Americans’ incomes rose for the first time in eight years, according to a new report from the U.S. Census Bureau. Specifically, real (inflation-adjusted) median household income jumped by 5.2 percent to $56,516 in 2015, the first annual increase since 2007. The gains were broad last year as well, with incomes rising for basically every demographic group expect for individuals living outside of metropolitan areas. Adults ages 35 to 44, particularly female householders, experienced the largest boost to their incomes in 2015, and if you are under the age of 60, 2015 was (statistically) the best year for real median wage growth in your career.

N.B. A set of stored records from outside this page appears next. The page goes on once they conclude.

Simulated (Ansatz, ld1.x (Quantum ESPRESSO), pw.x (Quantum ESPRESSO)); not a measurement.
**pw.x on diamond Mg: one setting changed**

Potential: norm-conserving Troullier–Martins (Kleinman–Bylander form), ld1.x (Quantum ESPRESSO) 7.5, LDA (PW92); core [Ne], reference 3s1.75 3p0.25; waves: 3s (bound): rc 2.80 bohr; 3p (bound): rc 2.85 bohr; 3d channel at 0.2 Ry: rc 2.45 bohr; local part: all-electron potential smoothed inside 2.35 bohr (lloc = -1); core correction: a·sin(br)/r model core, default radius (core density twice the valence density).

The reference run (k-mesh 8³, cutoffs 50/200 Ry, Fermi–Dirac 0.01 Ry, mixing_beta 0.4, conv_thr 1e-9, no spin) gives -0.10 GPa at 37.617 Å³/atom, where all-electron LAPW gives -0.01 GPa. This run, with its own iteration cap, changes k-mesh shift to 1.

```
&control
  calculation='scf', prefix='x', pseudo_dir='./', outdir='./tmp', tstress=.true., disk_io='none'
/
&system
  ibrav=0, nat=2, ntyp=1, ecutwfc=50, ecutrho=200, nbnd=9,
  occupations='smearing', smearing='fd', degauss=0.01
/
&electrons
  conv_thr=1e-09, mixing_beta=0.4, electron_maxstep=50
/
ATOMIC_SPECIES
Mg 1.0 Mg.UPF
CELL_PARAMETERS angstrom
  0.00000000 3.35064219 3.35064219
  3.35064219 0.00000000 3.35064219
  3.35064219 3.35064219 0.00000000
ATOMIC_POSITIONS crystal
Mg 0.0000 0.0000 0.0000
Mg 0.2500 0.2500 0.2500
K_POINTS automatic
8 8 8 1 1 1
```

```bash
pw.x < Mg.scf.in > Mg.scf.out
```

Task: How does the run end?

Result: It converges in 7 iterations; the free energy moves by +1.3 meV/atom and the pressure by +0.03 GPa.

As encouraging as this latest report is, there remains a lot of room left for improvement. For example, median household income in 2015 was still 1.6 percent lower than the median in 2007, the year before the most recent recession got fully underway, and 2.4 percent lower than the median household income peak that occurred in 1999. Further, it is worth remembering that these are just statistics, and therefore do not perfectly describe the unique experience of every individual. In fact, many Americans’ perceptions of the recovery are nowhere near as positive as what the Census Bureau’s data would suggest. General economic confidence, for instance, actually trended lower throughout 2015, according to Gallup, and has struggled to rebound this year.
Another new report from Gallup found that many surveyed U.S. workers remain worried about the possibility of job-related setbacks, e.g. benefits cuts (30%), lower wages (20%), being laid off (19%), and a reduction in hours (17%). Such concerns are well below the extremes seen during the “Great Recession” but still somewhat elevated compared to pre-crisis levels. It also appears that any near-term gains in median income have not yet translated into a significant improvement in Americans’ long-term financial outlook because a recent poll conducted by Fifth Third Private Bank found that nearly half of surveyed U.S. adults reported “serious concerns that they may outlive their money in retirement.”
Forty-three percent of respondents also said that they feel like managing their finances has gotten “more complex” over the past half a decade, and just one in 4 reported that they are currently more optimistic about their financial future than they were a year ago. Similarly, a new survey by Bankrate found that 70 percent of pre-retirees plan to work as long as possible in old age. A quarter of these respondents said that delaying their true retirement will be solely because they anticipate needing additional money to shore up their nest egg, something which we learned last month is often not an ideal situation to be in.